Photo: Giacomo Cosua

Re-Stor(y)ing Oceania curated by Taloi Havini
March 23, 2024 – October 13, 2024
Chiesa di San Lorenzo
Castello 5069, Venice

TBA21–Academy opens Re-Stor(y)ing Oceania at Ocean Space in Venice, an exhibition premiering two site-specific commissions by Indigenous artists from the Pacific, Latai Taumoepeau and Elisapeta Hinemoa Heta.

The exhibition is curated by Bougainville-born, and recent Artes Mundi prize winner, artist Taloi Havini and expands on an ongoing collaboration with TBA21–Academy following her 2021 solo exhibition. Re-Stor(y)ing Oceania is commissioned by TBA21–Academy and Artspace, Sydney, and produced in partnership with OGR Torino, culture and innovation hub.

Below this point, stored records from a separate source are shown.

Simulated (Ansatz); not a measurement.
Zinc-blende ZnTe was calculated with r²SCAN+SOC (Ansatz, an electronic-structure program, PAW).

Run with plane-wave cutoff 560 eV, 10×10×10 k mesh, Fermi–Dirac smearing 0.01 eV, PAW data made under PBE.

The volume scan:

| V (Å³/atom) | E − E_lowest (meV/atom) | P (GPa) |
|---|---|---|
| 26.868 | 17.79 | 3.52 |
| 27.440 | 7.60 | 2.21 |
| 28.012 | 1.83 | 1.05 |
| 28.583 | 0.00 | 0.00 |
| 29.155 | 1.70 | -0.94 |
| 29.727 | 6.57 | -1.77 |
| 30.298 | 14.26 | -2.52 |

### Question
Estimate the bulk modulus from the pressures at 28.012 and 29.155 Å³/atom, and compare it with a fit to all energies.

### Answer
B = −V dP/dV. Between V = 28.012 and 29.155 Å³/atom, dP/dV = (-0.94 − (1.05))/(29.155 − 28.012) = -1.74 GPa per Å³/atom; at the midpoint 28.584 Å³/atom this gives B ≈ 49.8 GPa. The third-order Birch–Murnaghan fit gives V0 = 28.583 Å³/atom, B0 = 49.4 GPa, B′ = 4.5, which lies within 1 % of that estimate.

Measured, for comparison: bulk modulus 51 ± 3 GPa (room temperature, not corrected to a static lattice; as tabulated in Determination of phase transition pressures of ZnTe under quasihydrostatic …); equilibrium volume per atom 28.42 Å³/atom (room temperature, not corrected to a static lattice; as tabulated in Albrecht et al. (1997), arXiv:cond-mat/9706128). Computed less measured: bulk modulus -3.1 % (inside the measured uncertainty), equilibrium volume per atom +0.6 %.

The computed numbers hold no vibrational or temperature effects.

Latai Taumoepeau, “Deep Communion sung in minor (ArchipelaGO, THIS IS NOT A DRILL)”, 2024. Exhibition view of “Re-Stor(y)ing Oceania”, Ocean Space, Venice. Co-commissioned by TBA21–Academy and Artspace, and produced in partnership with OGR Torino. Photo: Giacomo Cosua

Re-Stor(y)ing Oceania platforms artists and communities who live and work in the vast and diverse region of islands and atolls in the southern hemisphere. The Pacific Islands are one of the regions most impacted by the damaging effects of climate change, and their Indigenous leaders and communities have led the call for more study and greater awareness of the ensuing crises for decades. Peoples of the Pacific span over a quarter of the planet with ancestral relations that extend from Taiwan, Philippines, Papua New Guinea, Solomon’s, Tonga, Samoa, Fiji to Palau, Hawai’i in the north to the southernmost island of Aotearoa, to Rapa Nui in the east and to the west coast of the Australian continent

Despite the formation of many Pacific Island Countries since 1962, the legacies of colonisation still affect Oceanic communities today – socially and economically through the ongoing exploitation of their natural resources. In a time of climate and environmental crisis Re-Stor(y)ing Oceania seeks to subvert this extractive trajectory through art, oratory, song, genealogy, performance, embodied knowledge, and Oceanic cosmological belief systems.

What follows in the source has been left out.